Against the backdrop of increasing globalization, Vietnam has signed dozens of FTAs, of which CPTPP and EVFTA are two new-generation FTAs of special significance. Unlike traditional FTAs, new-generation FTAs also require member states to fulfill non-commercial commitments. This article analyzes the similarities and differences between Vietnam’s law and the labor commitments under EVFTA and CPTPP and puts forth suggestions for the effective implementation of these commitments.
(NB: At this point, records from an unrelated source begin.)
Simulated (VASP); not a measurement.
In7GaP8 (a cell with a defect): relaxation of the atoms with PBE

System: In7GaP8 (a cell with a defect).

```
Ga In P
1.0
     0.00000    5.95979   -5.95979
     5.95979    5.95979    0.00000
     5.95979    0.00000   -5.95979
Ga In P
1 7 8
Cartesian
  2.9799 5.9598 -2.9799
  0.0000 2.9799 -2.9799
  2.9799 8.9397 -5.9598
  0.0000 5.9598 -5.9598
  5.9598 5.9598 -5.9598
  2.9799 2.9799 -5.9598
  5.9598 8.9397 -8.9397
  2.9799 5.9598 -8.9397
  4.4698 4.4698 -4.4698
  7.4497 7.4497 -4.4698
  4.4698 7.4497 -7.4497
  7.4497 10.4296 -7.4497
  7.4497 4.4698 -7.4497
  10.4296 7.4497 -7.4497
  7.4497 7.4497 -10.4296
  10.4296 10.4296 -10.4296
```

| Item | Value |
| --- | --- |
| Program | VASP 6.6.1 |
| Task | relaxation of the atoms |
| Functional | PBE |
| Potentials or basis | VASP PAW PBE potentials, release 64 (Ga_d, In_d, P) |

Ngo Huu Phuoc, LL.D, and Nguyen Thi Kim Cuc
International Law Department
Ho Chi Minh City University of Law
With its accession to the World Trade Organization (WTO) in 1997, Vietnam officially joined the biggest playing field of international trade. Since then, the country, either in the capacity as an independent entity or a member of the Association of Southeast Asian Nations (ASEAN), has signed and acceded to a raft of free trade agreements (FTAs), of which the Comprehensive and Progressive Agreement for Trans-Pacific Partnership (CPTPP) and the European Union-Vietnam Free Trade Agreement (EVFTA) are two new-generation FTAs of special significance.
One of the salient characteristics of new-generation FTAs that distinguish them from traditional ones is the acknowledgment of non-commercial commitments, e.g. environmental and labor commitments. As a member state to EVFTA and CPTPP, Vietnam is obliged to implement these commitments. Let’s examine the similarities and differences between Vietnam’s labor law and the labor commitments under these two agreements to see what the country should do to fulfill its commitments.
Labor commitments under EVFTA and CPTPP
Labor commitments are included in new-generation FTAs in order to secure and encourage the compliance with fundamental labor standards of the International Labor Organization (ILO), help improve working conditions, build the labor force and raise the quality of human resources.
Labor commitments in EVFTA are not incorporated in a separate chapter but constitute a part of Chapter 13 - Trade and Sustainable Development. Article 13.4.1 of the Agreement states: “The Parties [Vietnam and EU member states] recognize the importance of full and productive employment and decent work for all, in particular as a response to globalization. The Parties reaffirm their commitment to promote the development of their bilateral trade in a way that is conducive to full and productive employment and decent work for all, including for women and young people. In this context, the Parties shall consult and cooperate, as appropriate, on trade-related labor issues of mutual interest.” Vietnam, in the capacity of a member state, reaffirms its commitments to respect, promote and effectively implement the ILO’s internationally recognized regulations such as the ILO Declaration on Fundamental Principles and Rights at Work and its Follow-up 1998.
Unlike EVFTA, CPTPP devotes a whole chapter, Chapter 19, to providing labor-related issues. Noteworthily, the Agreement no longer encourages but obligates the member states to implement four labor commitments which are relatively similar to the four fundamental labor principles of the ILO. The Agreement further clarifies two among these four principles, saying that the Parties discourage and seek appropriate measures to prevent the importation of goods produced by forced labor or child labor.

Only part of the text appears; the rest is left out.